That the anniversary of March 11, 2011 for most brings forth memories of nuclear meltdown and not the earthquake and subsequent tsunami that claimed so many lives, tells us a lot about how people now perceive nuclear power safety.
Pre-Fukushima, nuclear power certainly had people ill at ease, but Chernobyl (1986), Three Mile Island (1979) and Windscale (1957) were far enough away in either distance or time to put to the back of one’s mind; “We’ve made progress since then, haven’t we?” And apart from the usual ‘not-in-my-backyard’ brigade, nuclear power was accepted by many as a somewhat precarious necessity; a solution to a looming global energy.

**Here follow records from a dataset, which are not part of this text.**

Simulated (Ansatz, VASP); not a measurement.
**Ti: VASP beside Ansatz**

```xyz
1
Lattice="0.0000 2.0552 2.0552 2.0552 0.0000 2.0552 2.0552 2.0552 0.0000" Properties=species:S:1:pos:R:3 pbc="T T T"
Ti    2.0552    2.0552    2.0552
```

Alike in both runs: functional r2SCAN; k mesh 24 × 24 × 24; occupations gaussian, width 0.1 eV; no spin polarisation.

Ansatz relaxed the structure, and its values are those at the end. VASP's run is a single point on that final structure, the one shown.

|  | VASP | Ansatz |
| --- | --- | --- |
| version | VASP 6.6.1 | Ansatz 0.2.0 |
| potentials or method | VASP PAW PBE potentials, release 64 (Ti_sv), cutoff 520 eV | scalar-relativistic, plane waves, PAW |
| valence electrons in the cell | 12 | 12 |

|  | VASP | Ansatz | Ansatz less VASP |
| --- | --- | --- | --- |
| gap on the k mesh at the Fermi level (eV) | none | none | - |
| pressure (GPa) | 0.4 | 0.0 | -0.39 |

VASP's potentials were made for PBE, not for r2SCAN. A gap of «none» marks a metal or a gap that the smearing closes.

Post-Fukushima, Japan has shut down all but two of its 54 nuclear reactors and some are left asking “What now?” The Economist walked us through a dream that failed beginning, “The enormous power tucked away in the atomic nucleus, the chemist Frederick Soddy rhapsodised in 1908, could ‘transform a desert continent, thaw the frozen poles, and make the whole world one smiling Garden of Eden’”. As a science fiction fan, I can empathise with such dreams. And as a scientist, I know we do have the ability to harness that which is around us. Make it work to our advantage. But reading reports six months after the meltdown detailing reactor cores that were still too hot to open and reading this week’s reports of the ongoing and extensive clean up operations at Fukushima, I am left dumbstruck. Are we in control?
Certainly in Japan, the anti-nuclear sentiment is strong. 45,000 people demonstrated against nuclear power in Tokyo on the anniversary of the Great East Japan Earthquake, expressing growing concern at the government’s desire to restart reactors that have been shut down for safety checks. Perhaps The Mainichi Daily News said it best: “The illusion of nuclear power safety has been torn out by the root”.
But beyond the safety issues, the true cost of nuclear power, both financial and environmental, has been catapulted into the spotlight.
The ‘big six’ energy companies in the UK apparently have the answer to one of those issues: “build more gas-fired power stations than we actually need”. Yet, increasing our reliance on a limited resource and driving up the cost of an already expensive imported fuel doesn’t leave me enthused.
But didn’t I just say we had the ability to harness what is around us? Surely it is time to embrace a new sci-fi dream.
Marubeni, a Tokyo-based corporation founded in 1858, recently announced plans for an experimental floating wind farm with a consortium that includes the University of Tokyo, Mitsubishi and IHI Marine United. The offshore project is sponsored by the Ministry of Economy, Trade and Industry and consists of three floating wind turbines and one floating power sub-station off the coast of Fukushima.
A Marubeni press release stated: “Fukushima Prefecture expects this experimental project to spawn a new industry in renewable energy and create employment as part of recovery efforts in the wake of the Great East Japan Earthquake. Through this experimental project, Fukushima Prefecture hopes to develop a large wind farm industry”.
Yet, on our own windy but admittedly seismically inactive island the debate over nuclear power is far from over, with some commentators rearing up against a recent letter to Prime Minister David Cameron from Jonathon Porritt et al., which stated “The first anniversary of the nuclear accident at Fukushima has drawn attention to the current policy of facilitating a large programme of nuclear build in England and Wales. It is now clear that the impacts on Japan were far more serious, longer lasting and more expensive than initially presented”.
The letter went on to question the wisdom of the policy and offer advice on aspects that Cameron may not have been made aware of by Ministers, noting that other G8 countries are moving towards reduced reliance on nuclear power. George Monbiot, for one, does not agree.
Nevertheless, Japan aims to transform its own energy mix and by the end of March will proffer several options before drawing up a new master plan for the summer that will replace the previous nuclear-focused energy policy. The new strategy is expected to include drastically increased energy conservation and a faster shift to renewable energy usage.
For Japan at least, from the ashes rises the phoenix. I have no doubt in my mind that the Japanese people, if not the government, will force change and innovate to address the nation’s power needs through renewable and green energy generation. After all, the voice of a 127 million united citizens is very loud indeed.
Incidentally, my friend’s baby boy was born a year today—March 16, 2011—in Tokyo and weighed a very healthy 9 lbs 2 oz. Happy birthday, little man!
His name, by some happenstance, is Zachary.
“The dream was gone, yet I knew which way to go. As I walk I search the horizon for a trace of green. I am hopeful.”